From Buddhist perspective, the key ideas of Advaita Vedanta are pretty similar to (Mahayana) Buddhism except the parts where it says that consciousness is everything and that our true nature is consciousness.
Instead we say that consciousness is just one of the phenomena, albeit a very important one. We also say that identifying with anything (including consciousness) leads to suffering, because it makes you vulnerable to change (of that).
What is the view of Buddhism on time and space does it exist?? In Advaita they say time and space do not exist at all.
I mean, obviously time exists in some sense. It's 4:27pm when I write this. I'm not making this up, really ;) Similarly, space exists in some sense. My cubicle at work has very little space. So in some sense space is real too.
In Buddhism we say, that every thing is valid within its certain context or within its certain frame of reference. But outside of that frame of reference, it makes no sense. So we try not to say "exists" or "does not exist" - we think these categories are naive. Instead we say, "here is the context in which it can be observed, here are the limits of that context, so this is the extent to which it can be said to exist".
Advaita says that there is only the universal consciousness and all the objects and people are illusions what is the Buddhist view here?
Well, in Buddhism we agree that everything is connected, or interrelated. Things influence each other and our consciousness arises based on those interactions. But we don't say it's "one" or "many" - because again that depends on perspective. In one sense its one, in another sense its many. We don't want to make one-sided statements.
In (Mahayana) Buddhism we say that separate objects and people are illusion, and that instead it's an interconnected network. We also say that the way things look to us is "like an illusion" because what we see is the models our mind builds, not the actual things. These models can be approximate or completely wrong, but that's what we see. In this sense too, objects and people as they appear to us are illusions.
Advaita says that in deep sleep consciousness do not stop what is the Buddhist view here?
There are different levels of mind, some more coarse and some more subtle. There is a kind of mind that does not stop in deep sleep and there is a kind of mind that does not stop with death.
In Advaita in order to experience our true nature we have to relax our attention from objects and let consciousness be aware of itself. What is the Buddhist view here does Buddhism say that consciousness being aware of itself is our true nature if not how do we experience our true nature similarly to the way advaita vedanta showed us to do and how do Buddhist explain that experience of our true nature.

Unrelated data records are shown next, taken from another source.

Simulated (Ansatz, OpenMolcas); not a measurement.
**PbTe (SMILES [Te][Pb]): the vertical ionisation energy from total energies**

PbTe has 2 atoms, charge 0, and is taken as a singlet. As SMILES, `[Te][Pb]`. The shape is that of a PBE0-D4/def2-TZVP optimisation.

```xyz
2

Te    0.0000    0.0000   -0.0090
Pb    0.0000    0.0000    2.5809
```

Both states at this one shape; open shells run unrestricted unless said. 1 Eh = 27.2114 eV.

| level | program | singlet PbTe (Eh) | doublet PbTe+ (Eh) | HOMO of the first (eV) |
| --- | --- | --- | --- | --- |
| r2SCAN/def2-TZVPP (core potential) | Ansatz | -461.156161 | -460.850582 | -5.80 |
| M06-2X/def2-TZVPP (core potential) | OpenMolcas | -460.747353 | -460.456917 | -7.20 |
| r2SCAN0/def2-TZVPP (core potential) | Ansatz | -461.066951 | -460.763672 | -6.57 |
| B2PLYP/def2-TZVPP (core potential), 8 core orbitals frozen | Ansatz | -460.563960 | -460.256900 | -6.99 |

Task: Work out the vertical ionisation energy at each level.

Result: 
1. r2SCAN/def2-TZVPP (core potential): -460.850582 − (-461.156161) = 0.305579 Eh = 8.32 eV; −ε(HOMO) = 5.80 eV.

There are many "schools" in Buddhism that teach different styles, created by different temperaments of teachers and thus better fitting for different temperaments of students. Some teach meditation that is very similar to what you describe, "relax our attention from objects and let consciousness be aware of itself". Others teach different methods. It depends on the student.
In Buddhism we would say that our true nature is "the way things really are" aka "truth" or "suchness". Which is more broad and more correct than "consciousness" because consciousness is just one part of the mix.
Advaita Vedanta says that the world made out of matter in the waking state that we experience is in reality consciousness. They use the analogy of the dream where it seems that matter exists for us in the dream when we wake up we realize everything was consciousness. What is the view of Buddhism here?
In Buddhism we also say that things are nondual - meaning that matter, energy, information and mind are different aspects of same stuff, that it is not fundamentally two or three or four different things. So, when you understand that matter, energy, information, and mind are different aspects of same stuff, you wake up from the dream that coarse phenomena are important, and realize that in fact subtle influences are much more important.
What is the difference between the nature of Brahman and Nirvana? What is the difference between Nirvana and Samsara I read that they are the same? Which implies that Buddhism agree with advaita vedanta that we are in fact our true nature all the time and we have are just in a illusion that we are not.
Yes of course. Generally speaking you are right, and Buddhism says the same. But it is important to really understand this in-depth, not just repeat someone's words.
Brahman is a fancy word for the Absolute, the totality of everything in space and time. Nirvana is the word for the absolutely perfect peace, freedom, and harmony. This perfect peace or perfect harmony is achieved when there is complete integration of all dualities, when there is no more conflict.
In Buddhism we say, it's not enough to just say that everything is already perfect, that universe is in harmony, and that samsara is nirvana. This is true, but not enough. We also say, it's not enough to just sit and let consciousness be aware of itself. Instead, we say, we should work on eliminating the conflict, both in our lives and in our minds. And how do we eliminate conflict?
We don't create outer conflict with our behavior. We create outer harmony with our behavior. We don't create inner conflict with our thinking. We create inner harmony with our thinking. We let go of childish simplifications and attain real understanding. This way we don't just say that everything is Brahman, Nirvana, Harmony and Peace - we actualize it in our life.